The first thing you need to know about Comedy Central's new nightly series "The Colbert Report" is how to pronounce its title: "col-bare re-pour."
The new half-hour series spotlights former "Daily Show" corres-pondent Stephen Colbert as he offers his personal spin on current events while mocking cable pundits such as Bill O'Reilly and his "no-spin zone."
How will "The Colbert Report" differ from "The Daily Show"? More Colbert?
It never hurts. As "The Daily Show" is to a headline-driven news show, this is more like one of those personality-driven shows, like [Bill] O'Reilly or [Joe] Scarborough or even Aaron Brown, who has his own folksy personality. People who turn to those shows already know what the news is; they just want that person's take. We see this show as a public service, to give people my take.
The stuff you've done on "The Daily Show" obviously has a veneer of parody. As host on this show, will you be playing it a little straighter?
If "The Daily Show" has, as you say, a veneer of parody or fakery, you can add a thick frosting of fraud on top of that for us. Then smother it in a goof sauce.
How big is your spin zone?
It's just slightly larger than my personal space. It's within arm's reach, though. So if you actually get into my spin zone, I can usually grab you by the neck.
Will you just have one big guest per night?
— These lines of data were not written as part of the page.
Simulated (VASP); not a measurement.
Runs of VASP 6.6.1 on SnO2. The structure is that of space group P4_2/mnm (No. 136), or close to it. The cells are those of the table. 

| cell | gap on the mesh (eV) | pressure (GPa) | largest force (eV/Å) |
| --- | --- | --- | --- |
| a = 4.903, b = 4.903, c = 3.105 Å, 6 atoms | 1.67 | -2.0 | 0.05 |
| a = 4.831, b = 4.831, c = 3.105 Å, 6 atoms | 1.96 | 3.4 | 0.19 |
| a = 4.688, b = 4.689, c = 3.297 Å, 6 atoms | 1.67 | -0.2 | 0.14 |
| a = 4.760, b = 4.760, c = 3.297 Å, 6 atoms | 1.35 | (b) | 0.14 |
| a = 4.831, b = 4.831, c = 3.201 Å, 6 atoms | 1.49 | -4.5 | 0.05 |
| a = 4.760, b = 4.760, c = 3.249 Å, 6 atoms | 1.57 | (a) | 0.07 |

As opposed to multiple tiny guests? . . . No, we'll probably have one guest per night, unless we have a panel or something like that. We want people with passion. They don't have to be big newsmakers.
Gosh, sounds as if there's going to be a lot of substance to this show.
Well, we're going to change the world, you see. I probably should have led with that. And we have to change the world by Christmas or we won't get renewed.